It's been more than 40 years since actress Jane Fonda visited North Vietnam during the height of the Vietnam War—but the decision that earned her the nickname "Hanoi Jane" has yet to be forgotten, or forgiven, by the American public. When Fonda spoke at an event in Maryland last Friday, some 50 military veterans and their supporters showed up in protest, carrying signs that read "Forgive? Maybe. Forget? Never."
Fonda told the audience that her appearance in Vietnam was a "huge mistake," acknowledging that she understands the anger directed at her. But she also, albeit subtly, questioned the country's reflexive conflation of anti-war and anti-soldier sentiments.
"But those people out there . . . I’m a lightning rod,” Fonda told the audience. “This famous person goes and does something that looks like I’m against the troops, which wasn’t true, but it looked that way, and I’m a convenient target. So I understand.”

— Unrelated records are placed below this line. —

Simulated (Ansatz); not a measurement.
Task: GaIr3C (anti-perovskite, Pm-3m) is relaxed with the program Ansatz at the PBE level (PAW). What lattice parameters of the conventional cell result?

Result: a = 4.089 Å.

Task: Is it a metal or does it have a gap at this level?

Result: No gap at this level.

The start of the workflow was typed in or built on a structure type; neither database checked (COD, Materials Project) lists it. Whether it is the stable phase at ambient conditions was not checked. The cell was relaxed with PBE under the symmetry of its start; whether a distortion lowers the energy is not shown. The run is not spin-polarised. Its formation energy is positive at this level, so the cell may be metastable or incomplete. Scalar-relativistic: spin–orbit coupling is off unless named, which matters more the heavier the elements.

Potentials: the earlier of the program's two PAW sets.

A few years ago, Fonda made similar statements on her personal blog when addressing the incident, writing: "The lies distort the truth of why I went to North Vietnam and they perpetuate the myth that being anti-war means being anti-soldier."
That "Forget? Never" sign is surely prescient, and one imagines this will not be the last time Fonda faces residual backlash and ire. Meanwhile, all these decades later, the incident continues to raise important questions about the very nature of American patriotism.